When Alfonso brought you the project what was your initial reaction?

David Heyman: It’s a privilege working with Alfonso. You know you’re going to be part of something that is extraordinary. He’s going to take you on an adventure; he’s going to take you places that you never thought you could go. He makes everybody better. He is relentless in his pursuit of excellence, and it’s a privilege to work with someone like that.

Can you talk about the challenges of acting in this particular kind of project?

Sandra Bullock: There was an incredible amount of different apparatuses that they brilliantly figured out in order to seamlessly connect this entire film together and to allow it to look like I was always in zero gravity. They were mini torture devices, but they were also so brilliant that after I stopped fighting it, I just made it part of the process: the misery of it, or the pain of it, or the longevity of it… you just made it your friend.

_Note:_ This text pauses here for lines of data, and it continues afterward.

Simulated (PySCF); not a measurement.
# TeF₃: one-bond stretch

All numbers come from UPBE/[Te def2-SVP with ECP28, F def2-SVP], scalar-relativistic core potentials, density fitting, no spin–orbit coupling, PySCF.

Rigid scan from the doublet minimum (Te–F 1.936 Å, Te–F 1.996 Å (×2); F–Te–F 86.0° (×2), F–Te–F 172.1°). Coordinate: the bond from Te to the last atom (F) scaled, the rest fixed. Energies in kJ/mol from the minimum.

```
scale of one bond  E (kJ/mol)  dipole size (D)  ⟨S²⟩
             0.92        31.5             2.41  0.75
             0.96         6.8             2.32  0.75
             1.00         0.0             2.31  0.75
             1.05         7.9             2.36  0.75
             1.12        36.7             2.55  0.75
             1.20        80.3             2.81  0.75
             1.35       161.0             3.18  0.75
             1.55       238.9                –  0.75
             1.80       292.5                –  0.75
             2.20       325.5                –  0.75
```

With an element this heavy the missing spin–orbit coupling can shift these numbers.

“Film is oftentimes considered a literary medium, and it’s actually closer to music”

Can you discuss how you approached your collaboration with Emmanuel Lubezki, who has been the DP for all of your films?

Alfonso Cuarón: Once we started trying to figure out how to do it, it became clear the technology we needed did not exist. So we started developing the technology according to certain principles: For one, it needed to be photo-real. It was not going to be like a comic book or fantasy rendering of that universe. And in order to do that, he was obsessed with the light. Because the light in space is unlike any light on earth, since there’s no atmosphere and there’s no filtering. We also wanted to continue our exploration of continuous takes that are about character and environment. Character and context have the same weight—one informs the other.

What was your approach in the editing room?

Alfonso Cuarón: I tend to edit my films because I consider editing a rewrite. Editing is just writing. I remember one moment in the editing room when I wanted to cut, and the visual effects folks said, “no no no… you cannot cut. There’s so much more of this shot.” And the thing is, as Emmanuel said at the time, this isn’t a, “look mom, no hands” kind of shot. This is about the shot needing to last as long as it needs to last. And honestly, I have no idea how long it lasts in terms of minutes and seconds. It’s a little bit like music, and about how a note only lasts as long as it needs to last.

Jonás Cuarón: I think something I’ve learned doing this film that’s very valuable is that film is oftentimes considered a literary medium, and it’s actually closer to music. And in writing, a lot of what we’re focused on is the meter and the rhythm, and I think the edit is where we fine-tuned that.

How do you feel about the audience finding out about the technology used to create this film before they actually see the film?

Alfonso Cuarón: I would much prefer it if audiences experience the film the way it is. And then later on, if they’re curious, certainly they can find that stuff out—it’s knowledge, it’s meant to be shared. Sometimes I think audiences want to know too much, but I guess that’s natural.
David Heyman: One of the things I love about this film is in that in some ways, the effects are invisible. You don’t sit there thinking, “ah, there’s a visual effects shot.” You’re there. And one of the great pleasures of the film is how immersive it is. This, for me, is a truly cinematic experience.
Sandra Bullock: At the time of the shooting, when I was suffering in all of those devices, I definitely wanted everyone to know how hard it was for me to do this! But then when I saw the film… I got lost. I have not had a journey that took me out of my head in a long time. So in this particular case, because it’s so revolutionary and beautiful, I think you should go in without any knowledge about it and educate yourself later on.
Jonás Cuarón: We always wanted an immersive, roller-coaster ride. And if information is going to take away from this ride and people are going to be seeing the bolts… then I’d prefer it if people didn’t know too much about how it was done. But in the end, because the emotional journey is carried by Sandra, just seeing the character of Ryan, you’re going to forget about the effects and just go along for the ride.